Overview

The purpose of this analysis is to investigate the exponential distribution and compare the same to the Central Limit Theorem.The parameter(i.e., lambda) will be set to 0.2 for all the simulations. This analysis will compare the distribution of averages of 40 exponentials.

Simulations

Setting seed and parameter values first, this code generates a distribution of averages of 40 exponentials for 1000 simulations.

set.seed(143)
lambda <- 0.2
nexp <- 40

average <- NULL
for(i in 1:1000)
    average <- c(average, mean(rexp(nexp, lambda)))

Sample Mean versus Theoretical Mean

Theoretical mean of distribution

lambda ^ -1
## [1] 5

Sample mean of distribution

mean(average)
## [1] 5.017549

Both the theoretical as well as sample mean are approximately same with a very small difference between them.
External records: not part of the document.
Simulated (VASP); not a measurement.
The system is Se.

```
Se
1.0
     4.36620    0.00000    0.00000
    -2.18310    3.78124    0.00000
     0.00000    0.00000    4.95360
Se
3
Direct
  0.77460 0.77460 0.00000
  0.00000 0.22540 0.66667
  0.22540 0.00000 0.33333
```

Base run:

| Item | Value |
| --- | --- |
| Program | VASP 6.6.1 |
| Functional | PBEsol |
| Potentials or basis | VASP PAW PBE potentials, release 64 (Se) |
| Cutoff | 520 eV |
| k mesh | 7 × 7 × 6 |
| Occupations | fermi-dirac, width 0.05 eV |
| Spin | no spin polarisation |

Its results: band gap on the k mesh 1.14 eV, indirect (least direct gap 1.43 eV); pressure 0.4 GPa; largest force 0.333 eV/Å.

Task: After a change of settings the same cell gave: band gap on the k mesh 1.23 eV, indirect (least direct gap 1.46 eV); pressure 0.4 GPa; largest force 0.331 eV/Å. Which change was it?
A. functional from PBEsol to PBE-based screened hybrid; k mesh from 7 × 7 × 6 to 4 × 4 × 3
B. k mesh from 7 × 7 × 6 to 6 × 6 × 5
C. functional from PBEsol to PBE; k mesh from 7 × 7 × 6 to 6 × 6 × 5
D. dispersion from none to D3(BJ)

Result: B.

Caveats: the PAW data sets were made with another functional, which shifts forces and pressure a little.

Sample Variance versus Theoretical Variance

Theoretical variance of distribution

(lambda * sqrt(nexp)) ^ -2
## [1] 0.625

Sample variance of distribution

var(average)
## [1] 0.6070057

Again it can be seen that both the theoretical as well as sample variance are approximately same with a very small difference between them.

Distribution

Given below is the density histogram of the 1000 simulations. Added over the same plot is the normal distribution with mean (lambda ^ -1) and variance of ((lambda*sqrt(nexp)) ^ -2) which are the theoretical parameter values for the normal distribution occuring due to the simulations.

library(ggplot2)
g <- ggplot(data.frame(column = average), aes(x = column))
g <- g + geom_histogram(aes(y = ..density..), binwidth = 0.2, fill = 'blue', color = 'black')
g <- g + stat_function(fun = dnorm, args = list(mean = lambda^-1, sd=(lambda*sqrt(nexp))^-1), size=2)
g <- g + labs(title = "Distribution of Exponentials", x = "Simulation Means", y = "Density")
g

As from the plot it can be seen that the normal density distribution overlayed onto the density histograms fits perfectly and hence shows that the distribution of averages of a large sample of exponentials is indeed normal.